A New Way To “Blend” Green Hydrogen Into Natural Gas Pipes

Green hydrogen has long been touted as one of the best solutions to decarbonize the world’s energy supply — but transportation problems have so far left its true potential untapped. 

A new Hydrogen Blending Demonstration Program in California is trying to solve all of these problems — by injecting hydrogen in existing natural gas pipes.

For starters, hydrogen has to be kept cold and pressurized, making it difficult to deliver. To be sure it is bonafide “green,” the hydrogen itself must be generated through renewable energy sources, which are intermittent by nature, creating a logistical nightmare for trucking, shipping and transportation companies. Finally, the lack of hydrogen pumps makes switching to hydrogen difficult for gas stations.

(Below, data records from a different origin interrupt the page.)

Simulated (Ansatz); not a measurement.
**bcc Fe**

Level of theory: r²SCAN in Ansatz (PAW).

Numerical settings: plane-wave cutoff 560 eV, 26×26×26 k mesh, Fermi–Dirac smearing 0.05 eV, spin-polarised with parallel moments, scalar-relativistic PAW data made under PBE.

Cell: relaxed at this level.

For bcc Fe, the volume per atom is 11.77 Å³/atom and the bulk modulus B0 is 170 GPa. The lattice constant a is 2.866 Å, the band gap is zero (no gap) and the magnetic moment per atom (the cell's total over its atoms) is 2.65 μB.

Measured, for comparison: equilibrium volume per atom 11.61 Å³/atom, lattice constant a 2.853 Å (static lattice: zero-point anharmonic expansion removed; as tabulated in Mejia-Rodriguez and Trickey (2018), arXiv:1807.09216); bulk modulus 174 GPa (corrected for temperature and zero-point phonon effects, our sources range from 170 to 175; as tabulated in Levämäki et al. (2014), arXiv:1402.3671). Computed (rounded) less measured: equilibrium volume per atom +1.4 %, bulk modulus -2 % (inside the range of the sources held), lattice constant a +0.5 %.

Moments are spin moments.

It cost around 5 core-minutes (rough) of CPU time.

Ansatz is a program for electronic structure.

A new Hydrogen Blending Demonstration Program in California is trying to solve all of these problems — by injecting hydrogen in existing natural gas pipes. While similar trials have been run elsewhere in the world, the program, which was announced in late 2020 by SoCalGas and San Diego Gas and Electric, is believed to be among the first of its kind in the U.S. and should yield the first preliminary results in early 2021. Here’s the lowdown on how it works:

  • The project will use energy from renewable sources at times in which supply exceeds local demand. It will use the surplus energy to create green hydrogen, a zero-emission fuel. Then, the hydrogen will be blended into the natural gas grid at the point of production in small proportions. By using existing gas pipes, the program aims to show we can sidestep both trucking and financial barriers to transporting hydrogen.
  • The companies involved in the trial want to understand just how to incorporate hydrogen into the gas grid safely. In small proportions, hydrogen behaves almost identically to other compressed natural gasses it’s blended with — and only needs different treatment when it represents more than 30% of the blend. Initially, the companies will test a blend with 1 percent of hydrogen and gradually increase to 20% to study its behavior.
  • SoCalGas is also working with Dutch company HyET to solve the problems where hydrogen has to be taken out of the pipes and used by consumers: gas stations. The companies plan to trial HyET’s Electrochemical Hydrogen Purification and Compression technology, which can sift hydrogen out of the grid and compress it into a storage tank. The program starts small, attempting to compress about 10 kilograms of hydrogen per day and plans to work towards a daily goal of 100 kg. That would be enough to fill up about 20 cars, bringing us another step closer to making hydrogen cars — or trucks, or trains, or planes — commercially viable.


“Natural gas transportation and distribution networks are seen as essential alternatives to road transport of hydrogen. In this case, the hydrogen is injected into the network and then selectively picked up at a point of use. The injection rate depends on the nature of the network and can reach a volume of 20% as demonstrated in the GRHYD project coordinated by ENGIE Lab CRIGEN.

In general, transport networks can only handle hydrogen content of up to a few percent points. Getting high-purity hydrogen then becomes a challenge and developing highly selective technologies becomes essential. Electrochemical compression is a promising solution, since it could allow hydrogen to be separated and compressed simultaneously to pressures compatible with mobility. Nevertheless, developments must continue in order to achieve the expected technical and economic performance.” — Camel Makhloufi, research engineer with the Hydrogen Lab at ENGIE Lab CRIGEN.